According to Lawson (2015), participatory action research encompasses five connected and integrated priorities. First, it allows democratic participation in practical problem solving from those who do not have formal research training. Secondly, democratic participation takes place through reflexive processes of planning, doing, studying, acting. Third, new understandings are gained from process two and are incorporated into local problem-solving. Fourth, the understandings gained from the participatory action process can be used by practitioners and policy makers. Fifth, local knowledge gained from the participatory action process can safeguard against global knowledge generalization; participatory action research helps safeguard local knowledge. Lawson (2015) writes,

“Participatory action research (PAR) is a special investigative methodology. It connects and integrates five priorities. First, PAR enables democratic participation in real-world problem-solving by local stake holders who typically lack formal research training and credentials when the research begins. Second, this democratic participation occurs in successive action research cycles, which can be described simply as plan, do, study, act. Third, new knowledge and understandings are generated as a local problem-solving proceeds, thus qualifying PAR research. Fourth, the practice-generated knowledge responds to practitioners’ and policymakers’ knowledge needs because relevant, useful knowledge for policy and practices derived from them. Fifth, PAR’s patently local knowledge provides a safeguard against an impending threat associated with globalization – namely, practice and policy homogenization.” [xxxviii]

Like Kemmis, S., McTaggart, R., Nixon, R. (2014), Lawson (2015) qualifies participatory action research as a ‘special investigative methodology’; however, participatory action research also uses a variety of methods, like quantitative and qualitative methods. Regardless whether participatory action research is a specific methodology or orientation, an important feature of participatory action is its reflexive nature.

Participatory action research derives from Kurt Lewin’s action-spiral approach described above.[xxxix] Like action research, there are many types of participatory action research and many approaches about how to apply reflexive frameworks. Some examples include participatory rural appraisal, community-based participatory action research, and visual/digital participatory action research, to name a few. Before moving to critical participatory action research, I introduce two examples of participatory action methodologies from Chevalier and Buckles (2013) [xl].

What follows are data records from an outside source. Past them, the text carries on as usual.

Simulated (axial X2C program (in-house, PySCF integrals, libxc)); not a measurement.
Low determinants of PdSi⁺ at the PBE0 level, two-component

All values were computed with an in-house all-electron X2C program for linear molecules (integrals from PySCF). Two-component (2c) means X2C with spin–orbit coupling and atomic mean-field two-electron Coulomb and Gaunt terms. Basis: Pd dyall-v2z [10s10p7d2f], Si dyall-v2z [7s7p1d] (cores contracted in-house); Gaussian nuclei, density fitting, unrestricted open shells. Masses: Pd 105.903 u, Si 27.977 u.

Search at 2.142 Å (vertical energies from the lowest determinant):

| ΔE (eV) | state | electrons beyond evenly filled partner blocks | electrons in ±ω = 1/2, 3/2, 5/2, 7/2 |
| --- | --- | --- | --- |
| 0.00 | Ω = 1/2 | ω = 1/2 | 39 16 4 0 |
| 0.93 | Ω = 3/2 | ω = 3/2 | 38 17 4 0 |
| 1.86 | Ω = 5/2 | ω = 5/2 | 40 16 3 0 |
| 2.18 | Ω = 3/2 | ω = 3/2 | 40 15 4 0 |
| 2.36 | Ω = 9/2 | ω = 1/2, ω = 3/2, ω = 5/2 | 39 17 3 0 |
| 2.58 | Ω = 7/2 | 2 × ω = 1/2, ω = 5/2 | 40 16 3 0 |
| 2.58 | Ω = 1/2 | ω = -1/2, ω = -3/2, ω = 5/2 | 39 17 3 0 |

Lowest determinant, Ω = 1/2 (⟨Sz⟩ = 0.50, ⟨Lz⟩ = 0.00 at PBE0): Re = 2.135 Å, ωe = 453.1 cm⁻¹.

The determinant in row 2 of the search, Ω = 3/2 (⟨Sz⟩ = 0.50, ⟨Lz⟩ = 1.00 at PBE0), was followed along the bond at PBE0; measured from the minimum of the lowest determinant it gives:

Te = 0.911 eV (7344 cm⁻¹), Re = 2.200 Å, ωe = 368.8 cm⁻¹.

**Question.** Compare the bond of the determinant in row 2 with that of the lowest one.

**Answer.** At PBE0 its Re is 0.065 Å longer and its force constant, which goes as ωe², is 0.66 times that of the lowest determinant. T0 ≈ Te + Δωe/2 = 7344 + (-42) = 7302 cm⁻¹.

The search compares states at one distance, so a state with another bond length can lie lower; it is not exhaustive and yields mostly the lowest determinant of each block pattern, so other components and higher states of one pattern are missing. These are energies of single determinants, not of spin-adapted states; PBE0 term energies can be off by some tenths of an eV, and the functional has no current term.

For Chevalier and Buckles (2013) [xli]  participatory action research is an expression of science that is focused on self-experimentation and reflectivity. They stress the importance of reconnecting democracy and science by rooting both theory and technique back to the level of the human scale. Chevalier and Buckles (2013) built a model in which there are three equal sized circles that overlap – as a Venn diagram. These circles represent participation (i.e. life in society), action (i.e. experience, emotions, sensations, technique and practice) and the last circle represents research (i.e. mind, thought, science, reasoning, meaning, and epistemology). Participatory action research is reflected in the middle of the Venn diagram where each circle overlaps. Therefore, participatory action is equally understood as participation, research, and action.

Chevalier and Buckles (2013) [xlii]  discuss two research tools for meaningful inquiry, action research and training (ART) and planning, inquiry and evaluation (PIE). The goal of these tools is to facilitate communication between researchers and participants and to better understand the research priorities. In the ART method, researchers and participants indicate on the Venn diagram which activities the project should encompass – mostly action, mostly training, mostly research, combination of action and training, combination of research and training combination of action and research or the combination of all three, action research and training. This method is used to identify where effort should be focused. Furthermore, it allows researchers and participants to plan the project based on the activities that they designate as most important.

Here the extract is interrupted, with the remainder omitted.